By Peter Sloggatt
There’s good news for all the produce hounds who were disappointed with the rollout of this year’s summer farmers market in Huntington village two weeks ago. The market’s largest vendor, Orchards of Concklin, is set to return.
The Rockland County-based farm had been sidelined for the first two weeks because of a flap between the market organizer and the town attorney’s office.
Ethel Terry of Southold-based Terry Farms told TheLong-Islander in an email this week that Orchards of Conklin will be back.
Terry cited an email exchange between Huntington resident Daniel Eig and Councilwoman Joan Cergol that seemed to straighten out the controversy.

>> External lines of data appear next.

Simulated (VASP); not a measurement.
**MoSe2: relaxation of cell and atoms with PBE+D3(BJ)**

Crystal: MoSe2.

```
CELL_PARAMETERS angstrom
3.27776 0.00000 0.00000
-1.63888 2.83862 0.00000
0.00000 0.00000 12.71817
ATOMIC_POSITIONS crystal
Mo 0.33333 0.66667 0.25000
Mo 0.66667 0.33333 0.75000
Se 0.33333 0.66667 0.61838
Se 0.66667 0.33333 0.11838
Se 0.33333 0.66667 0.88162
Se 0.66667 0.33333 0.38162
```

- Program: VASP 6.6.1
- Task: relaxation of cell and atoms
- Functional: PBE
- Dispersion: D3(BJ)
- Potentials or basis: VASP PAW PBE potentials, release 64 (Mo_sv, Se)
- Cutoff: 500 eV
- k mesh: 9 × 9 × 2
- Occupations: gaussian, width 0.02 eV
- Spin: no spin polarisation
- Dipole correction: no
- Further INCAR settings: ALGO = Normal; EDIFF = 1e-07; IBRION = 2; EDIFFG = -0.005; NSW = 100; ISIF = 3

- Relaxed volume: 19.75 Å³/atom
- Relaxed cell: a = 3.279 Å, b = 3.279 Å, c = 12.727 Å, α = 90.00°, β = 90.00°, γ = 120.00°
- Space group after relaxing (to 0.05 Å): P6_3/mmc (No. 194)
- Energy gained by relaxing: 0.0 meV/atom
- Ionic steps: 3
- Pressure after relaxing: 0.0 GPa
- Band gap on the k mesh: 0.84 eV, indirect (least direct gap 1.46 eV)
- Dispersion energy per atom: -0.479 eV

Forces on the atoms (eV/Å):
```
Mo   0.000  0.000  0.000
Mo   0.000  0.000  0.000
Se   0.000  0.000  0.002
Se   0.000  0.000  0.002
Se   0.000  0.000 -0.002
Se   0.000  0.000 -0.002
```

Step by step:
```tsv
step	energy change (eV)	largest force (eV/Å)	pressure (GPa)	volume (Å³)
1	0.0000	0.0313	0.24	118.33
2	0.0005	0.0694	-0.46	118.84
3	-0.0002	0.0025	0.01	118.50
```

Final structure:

Concklin’s - a vendor at the farmers market for 20 years - had been advised by Terry that she feared the town attorney’s office would decide to enforce a provision of her contract that specifies vendors must be Long Island-based. Orchards of Concklin never met that requirement, but never had any trouble, according to Terry. Her concern had grown out of emphasis placed on the clause apparently by a town attorney who hand-underlined that provision.
When she was unable to get clarification from the Town, she called off Concklin until it could be resolved.
Resolution apparently came through Cergol.
“I guess I interceded” she said in an interview Tuesday.
Cergol said she spoke to the town attorney and was told as long as the vendors have insurance, the Long Island-based provision has never been enforced.
“I don’t blame Ethel for being cautious,” Cergol said, adding she suggested to the Town Attorney that “we really need to fix that if we’re not going to enforce it.”
The bottom line, at least for now, is that Orchards of Concklin will be back with its produce, eggs, baked goods come Sunday.
The Long island Growers Market sets up shop in the parking lot adjacent to the Soldiers and Sailors monument building on Main Street in Huntington village, Sundays from 7 a.m. to noon.
*NOTE: Following publication of this article it was learned that the Town has offered an amended contract that would allow up New York State-based growers and businesses to compose up to 25 percent of the farmers market, according to market organizer Ethel Terry.